ELLSWORTH — The city could get affordable housing for seniors and help defray some costs to taxpayers by extending a tax shelter to a proposed senior housing project, said Kevin Bunker of Developers Collaborative at a council meeting on Monday evening.
“Generally when there’s development coming into an area you’re going to see an increase in the taxable value,” said Bunker, whose group, Developers Collaborative, built the roughly $4.6-million Oriole Way Apartments off Washington Street behind Renys. That’s usually good for city coffers, except that it also means a municipality’s valuation increases, which in turn means the local government gets less money from the state for education and that taxes paid to the county go up.
“Typically communities across Maine will lose 40 to 60 cents of that [increase in taxable value] in those impacts,” said Bunker, who was recently before the city’s Planning Board to discuss a new project, Foster Street Apartments, which includes both senior housing and market rate units.
Bunker plans to eventually ask the board to expand the Tax Increment Financing (TIF) district that encompasses Oriole Way Apartments to include the proposed senior housing complex (it would not extend to the market rate units).
“A TIF,” he explained, “basically shelters you against the loss of those impacts.”
Bunker made his case to councilors on Monday with some figures to explain how extending the TIF district that shelters those apartments to a proposed senior housing complex would benefit the city.
Including the senior housing in the TIF district, which requires approval from the council, would reduce the direct property tax revenue the city sees from the units but would shield their value from calculations used to determine state aid to local schools, county tax bills and how much municipal revenue sharing money a community will receive.
The proposed senior housing complex would have a valuation around $3.5 million, said Bunker, which would generate roughly $65,000 a year in taxes at the current rate. The City Council can decide how much (if any) of that valuation to shelter, but Bunker said he needs at least half of it to be encompassed in the TIF district to make the project financially feasible.
If councilors do approve a TIF, a percentage of that $65,000 would be returned to the developer, who would be required to keep rents at a certain fixed level for at least 30 years.
“It’s not a get rich quick scheme certainly for developers to run these things, but it is needed to make it work,” Bunker continued. “It does go directly to keep the rents affordable.”
“If I were a city councilor, I’d say that’s all well and good, but what happens to the money that gets sheltered?” said Bunker. “That’s really where the debate is a lot of the time.”
TIF districts, which are used frequently around the county, have not been without their critics over the years. Some worry about inflation — since tax revenues are frozen at a certain level, the value of that money collected by the city decreases over time. There may also be new costs that come with development, such as rising student populations at local schools or an increased burden on city services such as fire and police departments, without added tax revenue for those services. Some TIF districts do have provisions to mitigate those potential problems.

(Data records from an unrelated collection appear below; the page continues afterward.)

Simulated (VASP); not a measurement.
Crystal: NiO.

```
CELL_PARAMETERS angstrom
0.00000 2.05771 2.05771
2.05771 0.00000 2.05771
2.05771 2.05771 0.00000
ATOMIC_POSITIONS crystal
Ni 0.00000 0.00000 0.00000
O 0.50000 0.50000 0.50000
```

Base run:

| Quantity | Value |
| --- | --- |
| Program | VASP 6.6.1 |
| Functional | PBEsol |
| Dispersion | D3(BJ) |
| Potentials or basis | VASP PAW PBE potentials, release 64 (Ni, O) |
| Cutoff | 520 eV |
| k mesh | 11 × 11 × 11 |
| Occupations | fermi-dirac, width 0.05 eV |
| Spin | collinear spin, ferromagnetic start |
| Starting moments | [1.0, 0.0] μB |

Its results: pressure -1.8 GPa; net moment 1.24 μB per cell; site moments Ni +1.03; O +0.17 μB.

Under this particular arrangement, the city also would receive money that is allowed to be used for certain related projects. In this case, said Bunker, who has worked with city staff to look at the figures, “The best, most freest possible use of money would be things you’re spending money on anyway.”
For instance, the city is currently paying down its debts on the senior center, said Bunker, to the tune of roughly $284,000 a year. If councilors decide to shelter 100 percent of the proposed senior housing project’s valuation, the city would get roughly $31,000 that could be used to pay down the debt on the senior center. “That’s $31,000 less you’re going to have to ask the taxpayers for.”
Councilors did not take a vote on whether to extend the TIF district to the proposed project but plan to consider it at a future meeting.
“In my estimation, a favorable deal to the city, makes sense,” said City Manager David Cole, adding that it is consistent with other senior housing projects the city has done, such as Leonard Lake.